This time of year brings families together for gift-giving and elaborate meals and festive celebrating. If your family is like most others, those large gatherings coupled with the stress of winter weather and gift-buying often lead to family tension. But there is no need for the joy of this season to be drowned out by family conflict and squabbling. Keep in mind our five tips for dealing with family stress during the holidays, and your holiday season will be so much more festive and enjoyable!
Photo credit: Kate Brady
Choose your conversation. If you know that Uncle Steve likes to argue about politics or Auntie Jane always pesters you about your career or romantic interests (or lack thereof) or your appearance, turn the conversation back on them. Ask them about their jobs and how it’s going. Talk to your aunt about her favorite hobby or ask about the gorgeous new sweater she’s wearing. Get your uncle engaged in a conversation that doesn’t involve debate greater than who is a better quarterback. By turning the conversation to them, you take the pressure off yourself and avoid uncomfortable discussions. People love to talk about themselves, so find a way to get them doing so. The ol' tactic of dodge and evade works great here.

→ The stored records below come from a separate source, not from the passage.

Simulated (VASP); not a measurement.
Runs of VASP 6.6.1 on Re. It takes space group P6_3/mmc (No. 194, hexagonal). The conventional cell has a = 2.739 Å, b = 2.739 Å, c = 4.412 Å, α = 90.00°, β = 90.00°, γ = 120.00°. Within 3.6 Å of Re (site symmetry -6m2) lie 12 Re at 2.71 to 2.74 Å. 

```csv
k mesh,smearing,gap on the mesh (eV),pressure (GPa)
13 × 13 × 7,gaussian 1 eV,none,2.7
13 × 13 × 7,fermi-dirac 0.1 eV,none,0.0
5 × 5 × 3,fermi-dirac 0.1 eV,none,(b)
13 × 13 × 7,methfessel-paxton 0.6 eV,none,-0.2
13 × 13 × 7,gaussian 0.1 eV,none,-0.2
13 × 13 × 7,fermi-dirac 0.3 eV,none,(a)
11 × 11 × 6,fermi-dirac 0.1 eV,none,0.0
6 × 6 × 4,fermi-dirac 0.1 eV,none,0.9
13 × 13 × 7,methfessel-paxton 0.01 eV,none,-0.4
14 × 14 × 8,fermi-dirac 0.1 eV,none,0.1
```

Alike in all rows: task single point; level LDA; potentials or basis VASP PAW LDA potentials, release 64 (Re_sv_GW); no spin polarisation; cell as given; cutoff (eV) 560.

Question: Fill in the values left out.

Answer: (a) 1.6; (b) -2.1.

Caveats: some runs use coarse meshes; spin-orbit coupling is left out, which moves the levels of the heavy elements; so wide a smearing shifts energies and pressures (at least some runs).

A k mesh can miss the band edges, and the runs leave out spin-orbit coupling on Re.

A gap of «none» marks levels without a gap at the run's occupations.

Breathe. Breath deeply. When you are about to spit out a terse response to your cousin’s intentional needling, take a moment to step back, breathe, and smile. Your family knows better than anyone how to get a rise out of you, and, sadly, they can do it intentionally just to see you react. And sometimes people just don’t realize that their words can have such a strong impact on those around them. Keep this in mind as you react to those around you during the holidays. Sometimes biting your tongue for the sake of familial peace (and your own sanity!) is a small price to pay. Remembering all of the good times you've had with some of your less-than-easy-to-deal-with relatives can also help you work through your frustrations. It's hard to be irritated with someone when you are laughing about the time you ended up in a snow bank while sledding when you were kids.
Have an exit plan. Before you arrive at a family event that has historically been stressful, devise a plan to make an easy exit from uncomfortable interactions. It can be as simple as, “Let me run to the restroom for a moment” or “Oh! Are those Grandma’s famous cookies? I haven't had one in years!” Having a ready-to-use excuse to escape can save you frustration and anxiety later. For help with your exit plan, see our next tip.
Drink water. Lots of water. Alcohol is often a staple at holiday gatherings, and we all know that cocktails and beers work dark magic on our inhibitions. After a few drinks, you find yourself saying things that you’d never say sober. To avoid saying something you’ll regret or something that will lead to interactions you’d prefer not to have, stick to water and other non-alcoholic options. You’ll keep a tighter rein on your tongue and will be happier in the long term. As an added bonus, the increased water consumption can also work as your escape plan because we all know that lot o' water equals frequents bathroom breaks!
Remember. It’s not about you. While many stressful interactions during this time of year feel like a personal attack, it's most likely that they aren’t. When you’re criticized for something by a loved one, it is generally a projection of their own feelings about themselves. When you’re teased relentlessly for being too tall, it’s generally coming from a person who envies your height. When someone comments on your voracious appetite, that person likely wishes they could eat the way you do without the consequences. It’s not about you. It’s about them. Keep this in mind, and you’ll gain new perspective and (hopefully) patience.
The holiday should be a time filled with joy and laughter, and only you can control how you react to stressful situations. Keep these five tips in mind to keep your reactions in check, and you’ll find that your holiday is brighter and lighter.